The United States has restricted the import of cultural and historical items from Afghanistan, hoping to prevent “terrorists” from profiting, the State Department said on Tuesday, but experts voiced fears about unintended consequences.
The decree, which was implemented on an “emergency” basis and took effect on Friday, includes restrictions on bringing ceramics, paintings, glass, ivory, ancient textiles, tiles and wood pieces, among others, into the country, according to a government list.
“These import restrictions are intended to prevent illicitly trafficked materials from entering the US art market, thus reducing the incentive for pillage of Afghanistan’s cultural heritage and combating profit from the sale of these cultural objects by terrorists and criminal organizations,” the State Department said in a statement.
The State Department said it was taking unilateral action to impose the emergency import restrictions because of “circumstances in Afghanistan”.
The US move follows an April 2021 request from the US-backed Afghan government when a collection of 33 artefacts seized from a New York-based art dealer – who authorities say was one of the world’s most prolific smugglers of antiquities – was returned to Afghanistan.
“Can the State Department act based on a ‘request’ of a government that no longer exists?” ancient coin collector and advocate Peter Tompa asked in a post on his blog, Cultural Property Observer.
“The real question is how these restrictions are going to be enforced and if any material that may be seized will be repatriated to the Taliban once diplomatic relations [with the US] are restored,” he wrote.
Taliban ‘investigating’ looting
Restricted archaeological material dates from the year 50,000 BC through 1747, and restricted cultural material includes items from the ninth century through 1920, the government said.
The new regulations could create logistics issues for collectors or curators who already have items on their way to the US as auction houses prepare to sell pieces during Asia Week New York next month, art publication The Art Newspaper pointed out.
For Tompa, one upside to the import rules, which are set to remain in force until April 2026 and could be extended, is that they do not seem to include bans on modern textiles.
“If it did, such import restrictions would potentially devastate the livelihoods of Afghan women who make a living weaving textiles for export,” he wrote.
Last year, UNESCO called on the Taliban to help preserve Afghanistan’s cultural heritage.
Shortly before their first stint in power came to an end in 2001, the Taliban destroyed two giant centuries-old Buddha statues carved out of a cliff face in Bamiyan, sparking global outrage.

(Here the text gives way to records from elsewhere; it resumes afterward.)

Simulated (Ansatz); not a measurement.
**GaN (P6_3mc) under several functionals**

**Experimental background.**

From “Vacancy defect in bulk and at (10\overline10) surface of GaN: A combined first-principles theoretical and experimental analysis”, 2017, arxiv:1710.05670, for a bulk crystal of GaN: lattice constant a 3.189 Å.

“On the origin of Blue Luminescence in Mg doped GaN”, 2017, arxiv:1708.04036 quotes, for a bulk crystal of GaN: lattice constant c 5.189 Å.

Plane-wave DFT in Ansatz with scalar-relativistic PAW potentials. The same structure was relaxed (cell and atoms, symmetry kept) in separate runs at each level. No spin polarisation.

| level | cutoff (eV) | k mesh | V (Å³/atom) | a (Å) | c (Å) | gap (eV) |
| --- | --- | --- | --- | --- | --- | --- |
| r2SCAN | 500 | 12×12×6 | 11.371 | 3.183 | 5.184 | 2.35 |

And local officials and former UNESCO employees formerly based in Afghanistan told the AFP news agency that about 1,000 priceless artefacts once stored in warehouses near the statues were stolen or destroyed following the 2021 Taliban takeover.
“I confirm that looting did take place, but it was before our arrival,” local Taliban member Saifurrahman Mohammadi told AFP in October, blaming the thefts on the vacuum left by the old authorities after they fled.
“We are investigating and we are trying to get them back,” he added.
The group has promised a softer version of rule this time around, and Taliban fighters now guard what remains of the Buddhist statues
In December 2021, the National Museum of Afghanistan reopened under the Taliban, whose members once smashed their way through the facility destroying irreplaceable pieces of the country’s national heritage. The Taliban now guards the building located in the capital, Kabul.